When the Supreme Court killed his favorite tariffs in February, President Donald Trump promptly rolled out temporary import taxes to replace them. But those stopgap levies expire in less than three months.
Now the administration is scrambling to put more durable tariffs in place to keep revenue flowing into the U.S. Treasury and to shore up the president’s protectionist wall around the American economy.
Starting this week, the Office of the U.S. Trade Representative will begin hearings in two investigations that are expected to lead to a new round of U.S. tariffs — taxes paid by importers in the United States and commonly passed on via higher prices to consumers.
Trump’s newest tariff push is sure to face more challenges in court but is likely to prove sturdier than the one the Supreme Court tossed out.
First up is a hearing Tuesday and Wednesday into whether 60 economies — from Nigeria to Norway and accounting for 99% of U.S. imports — do enough to prohibit the trade in products created by forced labor.
“For too long, American workers and firms have been forced to compete against foreign producers who may have an artificial cost advantage gained from the scourge of forced labor,” U.S. Trade Representative Jamieson Greer said in March. The administration could punish scofflaws with new tariffs.

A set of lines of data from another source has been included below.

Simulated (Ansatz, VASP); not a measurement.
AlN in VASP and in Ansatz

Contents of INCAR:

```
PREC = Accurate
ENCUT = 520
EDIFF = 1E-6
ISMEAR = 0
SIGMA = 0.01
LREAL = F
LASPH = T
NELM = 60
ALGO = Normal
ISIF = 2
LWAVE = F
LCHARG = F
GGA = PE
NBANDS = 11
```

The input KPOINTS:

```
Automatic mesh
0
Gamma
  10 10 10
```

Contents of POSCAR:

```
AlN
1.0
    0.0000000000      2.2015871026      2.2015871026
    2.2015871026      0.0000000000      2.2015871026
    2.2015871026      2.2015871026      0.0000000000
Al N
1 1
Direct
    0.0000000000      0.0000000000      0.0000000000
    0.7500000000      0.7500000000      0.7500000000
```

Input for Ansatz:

Then, next week, the administration will hold hearings on whether 16 U.S. trading partners — including China, the European Union and Japan — are overproducing goods, driving down prices and putting U.S. manufacturers at a disadvantage. The economies being investigated account for 70% of U.S. imports, according to Erica York of the Tax Foundation. Again, the probe could result in new tariffs.
Most major economies, including China, the EU and Japan, are on both lists.